TOM BOTTOMORE was Britain's best-known and most highly regarded sociologist. He had a remarkable international reputation; wherever one went one encountered his own students and also people who had found his books the most accessible and enlightening entry into the subject. Those who knew him loved him and his death will be a great personal blow to many people. He was revered in the Third World and especially in India. His textbook Sociology (1962) was first written for Indian students and went through successive editions over several decades. He was widely respected for his untiring international work, especially for his presidency of the International Sociological Association.
Bottomore was trained at the LSE and became a lecturer there, until he left to become Professor at Simon Fraser University, in Vancouver, in 1965. In 1968 he returned to Sussex University and remained there until he 'retired' in 1985. The conference to mark his retirement showed how great had been his influence, drawing a galaxy of Britain's best-known scholars. Bottomore, however, kept going as active as ever until the day of his death. Among his many projects was a magisterial dictionary of 20th-century social thought (edited with William Outhwaite) that will be published shortly.

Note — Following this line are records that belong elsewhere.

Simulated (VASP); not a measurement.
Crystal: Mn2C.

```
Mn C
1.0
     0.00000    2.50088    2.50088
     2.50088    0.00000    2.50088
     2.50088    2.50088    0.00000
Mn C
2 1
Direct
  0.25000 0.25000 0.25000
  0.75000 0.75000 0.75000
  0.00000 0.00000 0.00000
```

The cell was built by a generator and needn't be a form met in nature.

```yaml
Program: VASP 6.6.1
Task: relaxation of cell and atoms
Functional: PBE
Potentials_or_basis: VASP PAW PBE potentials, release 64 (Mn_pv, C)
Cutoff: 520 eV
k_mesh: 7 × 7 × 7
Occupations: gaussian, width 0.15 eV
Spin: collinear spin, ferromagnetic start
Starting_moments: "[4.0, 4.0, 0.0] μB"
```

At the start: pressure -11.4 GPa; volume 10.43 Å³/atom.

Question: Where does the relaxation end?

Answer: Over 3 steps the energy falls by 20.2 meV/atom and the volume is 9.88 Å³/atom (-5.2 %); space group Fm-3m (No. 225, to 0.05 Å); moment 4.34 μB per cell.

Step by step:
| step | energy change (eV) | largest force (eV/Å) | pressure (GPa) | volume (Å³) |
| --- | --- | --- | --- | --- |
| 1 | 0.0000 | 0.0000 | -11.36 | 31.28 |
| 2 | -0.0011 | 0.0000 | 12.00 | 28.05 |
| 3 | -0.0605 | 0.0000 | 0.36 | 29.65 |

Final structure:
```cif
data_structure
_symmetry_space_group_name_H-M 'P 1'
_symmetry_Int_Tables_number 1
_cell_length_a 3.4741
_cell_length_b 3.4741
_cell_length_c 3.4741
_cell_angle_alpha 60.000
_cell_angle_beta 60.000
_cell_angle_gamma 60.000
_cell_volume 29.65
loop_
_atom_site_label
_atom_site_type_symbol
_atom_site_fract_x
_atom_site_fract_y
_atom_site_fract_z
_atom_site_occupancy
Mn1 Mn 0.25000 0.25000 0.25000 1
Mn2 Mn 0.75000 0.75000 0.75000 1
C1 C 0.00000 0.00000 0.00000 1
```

Bottomore was a lifelong Marxist. His Marxism was open, undogmatic and humane, and his work was highly regarded by non-Marxists. His selection of the writings of Karl Marx (edited with Maximilien Rubel) was published in 1956 and was for many thousands their first encounter with the real Marx. It remains the best short collection to this day. His books Elites and Society (1964) and Classes in Modern Society (1965) showed that sociology did not have to be polysyllabic and inaccessible. Later on he returned to his interests in economic sociology and produced a number of remarkable books, including his commentary on TH Marshall's Citzenship, published in 1992.
Bottomore was a great force for calm and sanity in the overcharged world of sociology after the student revolts of 1968 and the intense theoretical debates and dogmatic conflicts of the 1970s. He championed the democratic and civilised Marxism of the Austrians, whose country he loved. He was a great teacher, best in small groups and with graduate students. Often he would sit quietly, listening to strident opinions and then would inject sense and balance with a few quiet and well- chosen words.
His greatest sorrow was the death of his beloved second wife, Mary, which denied him the companionship in his retirement that he had enjoyed during their life together. He responded to this bitter blow with characteristic dignity and courage. He continued to advocate peace, social justice, the cause of the world's poor and excluded, but also democracy and sanity. He was never a believer in the violent revolutionary extremism of the Left, equally he was sure that the divisive and rigid right-wing economic liberalism that was so fashionable in the 1980s would pass away and that saner and kinder ideas would come to prevail.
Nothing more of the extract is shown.